C 3 (break for a banana or two.)
they awoke to being very freaking hot. the tent had become a sauna, and -30 degree sleeping bags soaked up the heat like soft rock fans on the new coldplay album. it was the start to a beautiful day. katie and the red house girls (for as previously stated but not explained, it was called the red house. because at one time it was red, though now it was brown.) had gone off to their daily duties, and john jef as well as tyler bathed each other in sunscreen and set off across the streets in search of everything mandatory to the human body. minus showers.
breakfast was had at the roosters crow, or caw, or tail, but something involving rooster. katie came off from work and joined them and they talked about canada and rafting and other gettingtoknowoneanother stories. it was clear to be a fantastical day/weekend/fantasy life. she had given them directions to either climbing possibilities, or lakes of the twin-ed nature. after an amazing drive to the lakes where swimming may or may not have happened, they spent awhile skipping and hitting rocks with large sticks which then turned into a mini photosesh with jef' amazing camera. it was too cold to swim. but just right to bathe (dude is that seriously a word? dope.) in sand.

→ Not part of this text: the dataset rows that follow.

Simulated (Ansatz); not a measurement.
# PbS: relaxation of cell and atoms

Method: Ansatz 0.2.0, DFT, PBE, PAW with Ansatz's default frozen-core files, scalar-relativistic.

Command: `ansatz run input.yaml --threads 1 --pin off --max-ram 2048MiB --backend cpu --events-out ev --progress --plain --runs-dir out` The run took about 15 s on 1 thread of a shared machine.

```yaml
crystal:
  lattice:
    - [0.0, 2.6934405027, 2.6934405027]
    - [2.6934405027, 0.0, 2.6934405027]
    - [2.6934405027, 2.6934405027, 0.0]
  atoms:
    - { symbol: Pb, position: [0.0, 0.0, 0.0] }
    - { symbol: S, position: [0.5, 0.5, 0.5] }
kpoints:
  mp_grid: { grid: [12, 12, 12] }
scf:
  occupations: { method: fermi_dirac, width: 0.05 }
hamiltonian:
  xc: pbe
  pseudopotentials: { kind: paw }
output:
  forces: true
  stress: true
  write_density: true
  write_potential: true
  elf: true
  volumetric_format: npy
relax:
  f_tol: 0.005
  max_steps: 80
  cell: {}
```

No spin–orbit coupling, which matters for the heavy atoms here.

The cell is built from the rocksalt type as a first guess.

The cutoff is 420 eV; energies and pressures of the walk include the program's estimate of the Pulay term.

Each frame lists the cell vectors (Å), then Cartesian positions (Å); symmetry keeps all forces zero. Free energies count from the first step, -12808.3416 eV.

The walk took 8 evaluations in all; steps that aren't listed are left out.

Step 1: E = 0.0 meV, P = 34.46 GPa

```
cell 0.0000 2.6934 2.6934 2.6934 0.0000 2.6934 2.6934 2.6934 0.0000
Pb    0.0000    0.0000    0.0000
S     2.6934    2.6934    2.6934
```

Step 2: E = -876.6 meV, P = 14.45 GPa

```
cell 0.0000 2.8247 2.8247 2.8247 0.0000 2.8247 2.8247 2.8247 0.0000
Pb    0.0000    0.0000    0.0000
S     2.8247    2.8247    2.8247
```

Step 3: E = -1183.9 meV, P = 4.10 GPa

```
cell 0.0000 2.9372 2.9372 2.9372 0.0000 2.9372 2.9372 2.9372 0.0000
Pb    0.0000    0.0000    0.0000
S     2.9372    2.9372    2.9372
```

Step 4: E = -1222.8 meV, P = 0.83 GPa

the absolute freedom they had turned into bold inquisition of how long they could stay there, and if not, what they could do in the limited time they had. it was clear tattoos were a strong desire, but only john had the design, money, and social urgency to conjure up an appointment. it was set for monday at 1pm, therefore it was also decided the men were going to take tuesday off from work as well. nobody dared care enough to doubt that decision.
they headed back to their adopted field to partake in daylight frisbee, as the previous night had been almost disappointing with the amount of cold and poor visibility. much to their suprise, there was a large bunch of youth tossing around a single disc, in clear preparation to partake in a game of ultimate. an invitation to play lead to jef and john enjoying their first game of frisbee, while tyler merely drooled in anticipation for the game to start. he's much like a puppy that way it had appeared. (ratio of excitement: dog-> tennis ball or walk = tyler-> frisbee (or maybe hand holding)) Jef quickly and quietly fell in love with his mark, a petite brunette in a yellow shirt and a habit of bumping into him while being defended. john was tall. tyler tried to be humble. it was later discovered that the group was enjoying their day off from a work camp at a young life location, so brothers'n sisters'n christ bondages were made instantly.
chapter C H A P T E R chapter 4 F O U R 4
(the rediculous length of this story weighs heavily on the sould of the author, who doesn't think anyone will read in one sitting, as already it has taken 3 sittings to write. but. eventually... it just needs to be written and documented. lest we forget...)
FIBArk (http://www.fibark.net/SubMain.asp?ID=2) was an unexpected unplanned very welcomed part of the journey. katies excitement quickly was passed onto the boys, who's overwhelming desire to stay was only getting strengthened by every minute of awesomeness that they were fortunate enough to partake in. jef captured some amazing photographs which he has promised to one day show someone. white water kayaking is not nearly as popular as it should be. sonic food eating contest followed, with a draw between tyler and jef. both felt ill. both felt it was worth it. splotchy sunburns and sore feet were granted to everyone on that day.
the next stay started the same as saturday. sweaty, with a not so subtle hint of needed bladder evacuation. mixed with the anticipation of rafting later in the day, it was an easy wake up for all 3 minus john, who is a sleep hound. tyler and katie met in the kitchen to discuss the plans for the day, which to the readers isn't a big deal at all, but with the men's ignorance of the situation it was necessary. then they bought cereal and goodies. the theme song of the trip was then created, as john could not stop singing they few verses he knew, but at the same time the ones everyone knows so everyone sings. if ever there was an extended amount of silence, the song was sung. (the song was a U2 song that currently escapes the mind of all participants.) singing and walking towards an unknown destination, they again dared to think thoughts of rebelling from calgarian society to dive into the life of a buena vista...ian. buena vistan. yes.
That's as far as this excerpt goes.